If you have been thirsting for a comic that is the intersection of horror and Star Wars, the current plotline in Star Wars: The High Republic is exactly that. Sure, we’ve seen allusions to horror in the past, but there is something downright terrifying about Terec’s worsening condition. Paired with stories about missing children among cornfield-like fauna (Vratixian Barley), the ominous feelings are all there.
Review: Star Wars: The High Republic #3
For anyone who has read my past reviews about the new-released High Republic novels (or anyone who follows me on Twitter) then you will know my somewhat controversial opinions about the colonialism undertones being employed in the characterization of the Jedi, the Republic, and the Nihil in The High Republic era. These subtle allusions, whether intentional or unintended, come back into play yet again in “Down Below” and I’m going to talk about them again at the end of this review.

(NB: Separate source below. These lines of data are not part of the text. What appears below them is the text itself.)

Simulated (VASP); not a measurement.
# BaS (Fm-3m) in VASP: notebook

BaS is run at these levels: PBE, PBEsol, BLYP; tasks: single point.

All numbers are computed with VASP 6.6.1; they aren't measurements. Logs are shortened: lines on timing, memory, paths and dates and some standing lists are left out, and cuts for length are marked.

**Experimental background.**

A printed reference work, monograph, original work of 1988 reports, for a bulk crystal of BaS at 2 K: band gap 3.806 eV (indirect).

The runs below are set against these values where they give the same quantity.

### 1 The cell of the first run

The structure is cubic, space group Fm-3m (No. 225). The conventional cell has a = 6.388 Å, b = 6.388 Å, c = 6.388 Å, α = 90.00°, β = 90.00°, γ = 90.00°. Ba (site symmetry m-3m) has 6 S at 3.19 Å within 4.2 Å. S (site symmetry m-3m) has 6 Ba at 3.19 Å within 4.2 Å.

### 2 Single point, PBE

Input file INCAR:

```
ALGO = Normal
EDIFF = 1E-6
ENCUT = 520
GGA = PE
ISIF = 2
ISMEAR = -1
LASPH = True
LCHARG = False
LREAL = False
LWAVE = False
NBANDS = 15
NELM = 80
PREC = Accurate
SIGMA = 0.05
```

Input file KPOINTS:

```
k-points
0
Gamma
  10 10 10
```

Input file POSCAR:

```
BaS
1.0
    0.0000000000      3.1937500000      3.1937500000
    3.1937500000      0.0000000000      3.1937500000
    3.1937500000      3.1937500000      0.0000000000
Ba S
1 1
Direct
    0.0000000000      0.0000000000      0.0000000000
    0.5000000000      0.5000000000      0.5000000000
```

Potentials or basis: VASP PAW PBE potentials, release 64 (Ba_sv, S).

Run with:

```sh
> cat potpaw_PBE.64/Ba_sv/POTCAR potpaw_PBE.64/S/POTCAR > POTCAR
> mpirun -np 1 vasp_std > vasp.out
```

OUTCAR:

While Avar Kriss and Sskeer discuss Terec’s declining condition, Keeve sets out to investigate rumors of local children going missing. She is accompanied by Bartol, a local child, who is looking for his missing friend. I loved the way Keeve reflected on her journey and her experience as a Jedi. It’s refreshing to see characters who have internalized conflict.
The pair discover a sinkhole and something even more sinister during their investigation. Keeve and Bartol stumble into the clutches of the terrifying Drengir that have Killed Bartol’s friend Julus and nearly killed Ceret, who is slowly succumbing to the sentient and carnivorous plant.
While Avar Kriss believes that Terec succumbed to the lure of the Dark Side, Sskeer learns the hard way that Terec has actually been taken over by the Drengir. Star Wars: The High Republic ends on an ominous panel revealing that Sskeer may have been taken over by the Drengir.
Now onto the colonizer allusions utilized in the comic. At the start of the issue, Keeve is greeted by Sedri Minor’s locals who have arrived to greet the Jedi with offerings of food (it’s mostly just a lot of bread) which, as a historian, evoked a lot of historical imagery. While some inhabitants seem excited about the Jedi’s arrival, others seem resistant to the idea of them getting involved with their local issues.
Back aboard the ship, Avar Kriss is greeted with some hostility from Speaker Sulman. The exchange was quite illuminating about how the two groups view themselves. The Jedi see themselves as protectors and residents see them as unwanted visitors that can’t even keep track of their own. This tells me that when the Jedi arrive on a new planet, they haven’t been invited by the locals, but have invited themselves to “do good works.” I think it’s a fascinating angle to approach these stories and I’m excited to see where these threads go as we see more of The High Republic.
Star Wars: The High Republic “Down Below” is available today everywhere you read your comic books.